CATEGORIES
Supreme Court Tightens Standard For Induced Patent Infringement
9.19.14
In recent years, patent holders have increasingly pursued lawsuits against defendants who didn’t necessarily directly infringe the patents themselves. The plaintiffs claimed that these defendants were liable for inducing others to infringe the patents. Those cases just became a lot harder to win, thanks to a unanimous ruling by the U.S. Supreme Court in Limelight Networks, Inc. v. Akamai Technologies, Inc.
Through the courts
Akamai Technologies is the exclusive licensee of a patent for a method of delivering electronic data using a content delivery network (CDN). Limelight Networks also operates a CDN and carries out several of the steps claimed in the patent. But its customers, rather than Limelight itself, perform a step of the patent known as “tagging.”
Akamai sued Limelight for patent infringement in 2006. A jury awarded Akamai more than $40 million, but the district court granted Limelight’s motion for judgment as a matter of law. It concluded that Limelight: (1) couldn’t have directly infringed the patent because infringement required tagging, and (2) didn’t control or direct its customers’ tagging.

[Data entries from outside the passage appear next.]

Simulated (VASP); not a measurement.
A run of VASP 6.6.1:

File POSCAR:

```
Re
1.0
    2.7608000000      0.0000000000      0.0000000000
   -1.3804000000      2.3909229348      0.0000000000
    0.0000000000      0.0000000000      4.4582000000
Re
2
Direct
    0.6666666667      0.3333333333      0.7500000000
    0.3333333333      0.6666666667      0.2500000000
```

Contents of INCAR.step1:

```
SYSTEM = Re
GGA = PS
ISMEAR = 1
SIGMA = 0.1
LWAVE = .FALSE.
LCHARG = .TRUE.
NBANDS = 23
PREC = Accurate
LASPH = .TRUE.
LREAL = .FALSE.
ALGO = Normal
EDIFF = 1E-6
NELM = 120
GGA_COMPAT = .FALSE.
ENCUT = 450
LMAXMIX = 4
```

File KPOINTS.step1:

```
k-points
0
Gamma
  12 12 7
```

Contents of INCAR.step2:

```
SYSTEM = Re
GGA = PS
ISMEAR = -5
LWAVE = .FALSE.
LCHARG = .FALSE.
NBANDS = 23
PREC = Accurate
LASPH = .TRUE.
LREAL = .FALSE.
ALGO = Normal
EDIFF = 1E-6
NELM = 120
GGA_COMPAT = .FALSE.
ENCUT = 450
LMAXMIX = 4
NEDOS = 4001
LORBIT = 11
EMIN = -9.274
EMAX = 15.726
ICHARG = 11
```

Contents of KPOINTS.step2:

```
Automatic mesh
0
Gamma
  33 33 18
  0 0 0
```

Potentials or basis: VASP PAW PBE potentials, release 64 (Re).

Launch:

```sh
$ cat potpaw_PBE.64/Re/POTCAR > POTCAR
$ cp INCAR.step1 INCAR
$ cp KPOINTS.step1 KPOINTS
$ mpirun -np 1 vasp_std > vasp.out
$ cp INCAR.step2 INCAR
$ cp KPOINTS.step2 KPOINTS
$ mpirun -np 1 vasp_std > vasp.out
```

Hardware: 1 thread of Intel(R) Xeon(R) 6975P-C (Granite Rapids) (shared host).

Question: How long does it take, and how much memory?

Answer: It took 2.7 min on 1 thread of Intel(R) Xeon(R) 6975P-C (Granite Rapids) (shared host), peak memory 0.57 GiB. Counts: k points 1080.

The U.S. Court of Appeals for the Federal Circuit reversed this decision. It held that a defendant who performed some of the steps of the method patent and encouraged other parties to perform the remaining steps could be liable for induced infringement under Section 271(b) of the Patent Act — even if no one had directly infringed the patent.
Enter the high court
The Supreme Court reversed the Federal Circuit, holding that liability for inducement must be based on direct infringement. The patented method at issue here, though, hadn’t been infringed because the performance of all of its steps wasn’t attributable to any one party. In the absence of direct infringement, the Court said, there could be no inducement of infringement.
A method patent, the Supreme Court said, claims a number of steps — and the patent isn’t infringed unless all of the steps are carried out. The Federal Circuit’s approach would deprive Sec. 271(b) of “ascertainable standards,” according to the Court.
The Supreme Court went on to posit a situation in which a defendant pays another party to perform just one step of a 12-step process — and no one performs the other 11 steps — but that one step is the most important step in the process. The defendant wouldn’t have encouraged direct infringement, but there would be no reason not to find him or her liable under the Federal Circuit’s reasoning, which would allow inducement liability when fewer than all of the steps are performed.
The Court pointed to Section 271(f)(1) for further support. This provision imposes liability on a party who supplies (or causes to be supplied) in or from the United States all or a substantial portion of a patented invention’s components in a manner that actively induces the combination of the components “outside of the United States in a manner that would infringe the patent if such combination occurred within the United States.” [Court’s emphasis.]
According to the Supreme Court, the provision illustrates that, when Congress wants to impose liability for inducing activity that doesn’t itself constitute direct infringement, “it knows precisely how to do so.”
Holders must prove it
The Court’s decision in Limelight Networks, Inc. v. Akamai Technologies, Inc. reels back the Federal Circuit’s looser Muniauction standard for establishing liability for induced infringement of a patent. Patent holders will once again need to prove an underlying act of direct infringement occurred before they can expect to prevail on an induced infringement claim.
Still at issue: The direct infringement rule
In Limelight, Akamai also asked the U.S. Supreme Court to review the U.S. Court of Appeals for the Federal Circuit’s rule for direct infringement. As expressed in Muniauction, Inc. v. Thomson Corp., the appellate court said direct infringement requires that a single party perform every step of the allegedly infringed method.
The Federal Circuit explained that the requirement is satisfied even if the steps are actually undertaken by multiple parties as long as a single defendant exercises “control or direction” over the entire process so that every step is attributable to that controlling party. In other words, steps can be attributable to a single defendant if the defendant: (1) actually performed the steps, or (2) directed or controlled others who performed them.
The Supreme Court declined to address whether the Federal Circuit’s rule is correct. However, it did note that, because its decision on induced infringement required a remand to the appellate court, the lower court would have the opportunity to review its direct infringement rule.